The Tudor Society

Mary Bassett (née Roper), translator

Mary's grandfather and mother

What I loved about researching my book On This Day in Tudor History was the fact that I kept stumbling across people and events I knew very little about, and people and events I wanted to know more about. One of the people that piqued my interest was Mary Roper Clarke Bassett (or Basset), the 16th-century scholar and translator whose education was praised by the likes of Roger Ascham and Nicholas Harpsfield, and who presented Queen Mary I with a copy of five books of Eusebius's Ecclesiastical History which she had translated from Greek into English.

Mary was the daughter of William Roper and Margaret Roper (née More), and the granddaughter of Sir Thomas More, the famous scholar, humanist, author and statesman. Mary's birthdate is not known but her parents married in 1521 and her siblings were born between 1523 and 1544. Like her mother, Mary was given a fine classical education and her tutors included John Morwen of Corpus Christi College, Oxford. Her biographer in the Oxford Dictionary of National Biography, Caroline M. K. Bowden, writes of how the 16th-century historian Nicholas Harpsfield "described her as a person of rare learning and an expert in Greek and Latin."

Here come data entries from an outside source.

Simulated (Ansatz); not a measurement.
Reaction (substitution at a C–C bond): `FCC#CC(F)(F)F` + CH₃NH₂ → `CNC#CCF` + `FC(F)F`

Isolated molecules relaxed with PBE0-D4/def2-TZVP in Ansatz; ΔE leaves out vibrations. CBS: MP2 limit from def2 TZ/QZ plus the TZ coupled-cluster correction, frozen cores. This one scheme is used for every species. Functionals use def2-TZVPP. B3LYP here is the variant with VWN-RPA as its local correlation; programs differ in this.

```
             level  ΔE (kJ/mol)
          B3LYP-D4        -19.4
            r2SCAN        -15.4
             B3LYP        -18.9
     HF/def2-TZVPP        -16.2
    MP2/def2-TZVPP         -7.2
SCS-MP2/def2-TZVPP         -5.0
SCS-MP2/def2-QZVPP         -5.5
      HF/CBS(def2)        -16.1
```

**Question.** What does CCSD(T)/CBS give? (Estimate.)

Mary married twice: Stephen Clarke and James Bassett, son of Sir John Bassett of Umberleigh, Devon, and Honor Grenville. James Bassett's mother's second marriage made James the stepson of Arthur, Viscount Lisle, Deputy of Calais. James served as secretary to Stephen Gardiner, Bishop of Winchester, and was a member of Mary I's privy chamber and then King Philip's privy chamber. Nicholas Harpsfield wrote of how Bassett had been in exile in Flanders during Edward VI's reign "because he would the better preserve himself not to be entangled with the schism". Mary also served at court, serving as a gentlewoman of Mary I's privy chamber. James and Mary's marriage was cut short by James's death on 21st November 1558, but the couple had two children: Philip, named after the king, and Charles, who was born after his father's death. Like her mistress, the queen, Mary Bassett was a devout Catholic and the work she translated from Greek for Mary I, five books of Eusebius's Ecclesiastical History, was a book that Mary saw as something that all Christians should read.

Mary Bassett also translated History of the Passion which had originally been written in Latin by her grandfather, Sir Thomas More. Her translation was published by William Rastell, Sir Thomas More's nephew, in 1557, in a volume of works by More. Nicholas Harpsfield wrote of her being responsible for other translations: "This Mistress Bassett is very well exported in the Latin and Greek tongues; she hath very handsomely and learnedly translated out of the Greek into the English all the ecclesiastical story of Eusebius, with Socrates, Theodoretus, Sozomenus and Euagrius, albeit of modesty she suppresseth it, and keepeth it from the print."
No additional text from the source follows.